Gaussian Splattingdistributed training3D ReconstructionNovel View Synthesis

评审与讨论

审稿意见

评分: 6置信度: 52024-06-17

DoGaussian incorporates the 'divide-and-conquer' approach and introduces the ADMM algorithm into the 3DGS training process for large-scale 3D reconstruction tasks, reducing training time by 6+ times compared to the original 3DGS. Specifically, DoGaussian first splits the scenes into K local blocks of similar sizes and then maintains a global 3DGS node to ensure consistency through consensus on the K shared blocks. During the inference stage, DoGaussian moves all shared blocks and queries only the global block to improve rendering efficiency.

优点

DoGaussian proposes a novel distributed training strategy, achieving a significant acceleration of the 3DGS training process without sacrificing rendering visual quality.
DoGaussian functions more like a plugin and can be applied to any GS representation work.
The paper is well-written and easy to follow, and the supplementary video is exceptionally well made.

缺点

Artifacts in Teaser. There are noticeable artifacts in the teaser, particularly in the picture located in the bottom right corner. It would be beneficial for the authors to provide an explanation of these artifacts and address them accordingly.
Suitable for Street Scenes. In the experiments section, all experiments are conducted on aerial datasets, but reconstructing street data is also an important problem. Can the authors demonstrate DoGaussian's applicability using the San Francisco Mission Bay dataset from Block-NeRF[1] or Block_A from the MatrixCity[2] dataset?
GPU Memory Problem. DoGaussian appears to be a system paper that utilizes a distributed approach to improve training efficiency by placing the global 3DGS on a main node and some local 3DGS on other nodes. One potential reason other works do not use this strategy could be GPU memory limitations. All datasets used by the authors are processed by 3DGS on a single GPU, which does not truly qualify as 'large-scale.' It would be beneficial for the authors to demonstrate that DoGaussian can be applied to larger datasets, such as the aerial and street data of big city in MatrixCity, which is used in NeRF-XL[3].

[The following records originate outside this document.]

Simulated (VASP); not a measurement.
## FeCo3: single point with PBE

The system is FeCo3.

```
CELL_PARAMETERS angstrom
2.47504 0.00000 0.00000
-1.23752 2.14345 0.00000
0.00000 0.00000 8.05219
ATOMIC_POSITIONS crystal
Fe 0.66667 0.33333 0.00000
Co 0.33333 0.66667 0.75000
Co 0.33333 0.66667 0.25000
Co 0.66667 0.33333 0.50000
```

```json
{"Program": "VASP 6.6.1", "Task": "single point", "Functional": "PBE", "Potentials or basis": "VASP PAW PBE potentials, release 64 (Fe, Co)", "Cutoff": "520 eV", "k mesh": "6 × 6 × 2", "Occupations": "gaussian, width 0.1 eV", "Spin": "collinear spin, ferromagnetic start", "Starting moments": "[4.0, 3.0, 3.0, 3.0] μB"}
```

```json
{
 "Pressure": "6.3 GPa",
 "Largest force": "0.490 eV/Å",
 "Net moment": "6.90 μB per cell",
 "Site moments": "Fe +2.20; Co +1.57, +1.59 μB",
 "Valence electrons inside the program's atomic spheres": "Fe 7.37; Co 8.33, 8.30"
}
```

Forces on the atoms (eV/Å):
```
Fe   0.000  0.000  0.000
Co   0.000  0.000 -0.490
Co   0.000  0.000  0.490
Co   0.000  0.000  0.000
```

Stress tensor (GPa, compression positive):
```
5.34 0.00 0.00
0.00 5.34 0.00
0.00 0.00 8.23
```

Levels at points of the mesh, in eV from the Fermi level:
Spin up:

[1] Block-nerf: Scalable large scene neural view synthesis.

[2] Matrixcity: A large-scale city dataset for city-scale neural rendering and beyond

[3] NeRF-XL: Scaling NeRFs with Multiple GPUs

问题

There are three questions regarding the weaknesses mentioned above:

The authors need to explain the artifacts in the teaser.
It would be better to conduct experiments on street datasets and larger datasets.
I’m also curious to know if the final results would be better using the visibility-aware splitting strategy of VastGaussian.

I would be happy to raise my score if the authors can address all my questions.

局限性

The authors discuss the limitation in the appendix A.8.

作者回复

2024-08-07

Q1: Noticeable artifacts in the teaser, particularly in the picture located in the bottom right corner.
A1: From Fig.3 in the attached PDF, we can observe that the artifacts in the teaser appear to be near the scene boundary, which is a common problem for 3DGS-based methods and not a particular issue caused by our method.
Q2: Suitable for Street Scenes.
A2:: See A4 in the common questions.
Q3: GPU Memory Problem
A3: See A1, A2 and A3 in the common questions.
Q4: It would be better to conduct experiments on street datasets and larger datasets, such as the aerial and street data of Big City in MatrixCity, which is used in NeRF-XL.
A4: Since we have only a limited number of GPUs with 48GB memory for each, we did not test our method on the Big City scene in MatrixCity. However, to further show the applicability of our method to larger-scale scenes, we evaluated our method on the $2.7 \text{km}^2$ Small City scene in the MatrixCity dataset, which contains $5,620$ training views and $741$ validation views. We early terminated the training of the original 3D-GS since it did not finish the training within two days. From the table below, our method achieved the best results in rendering quality. The visual qualitative results are shown in Fig.5 in the attached PDF.

Table. Quantitative results of our method on the Small City aerial scene of the MatrixCity dataset.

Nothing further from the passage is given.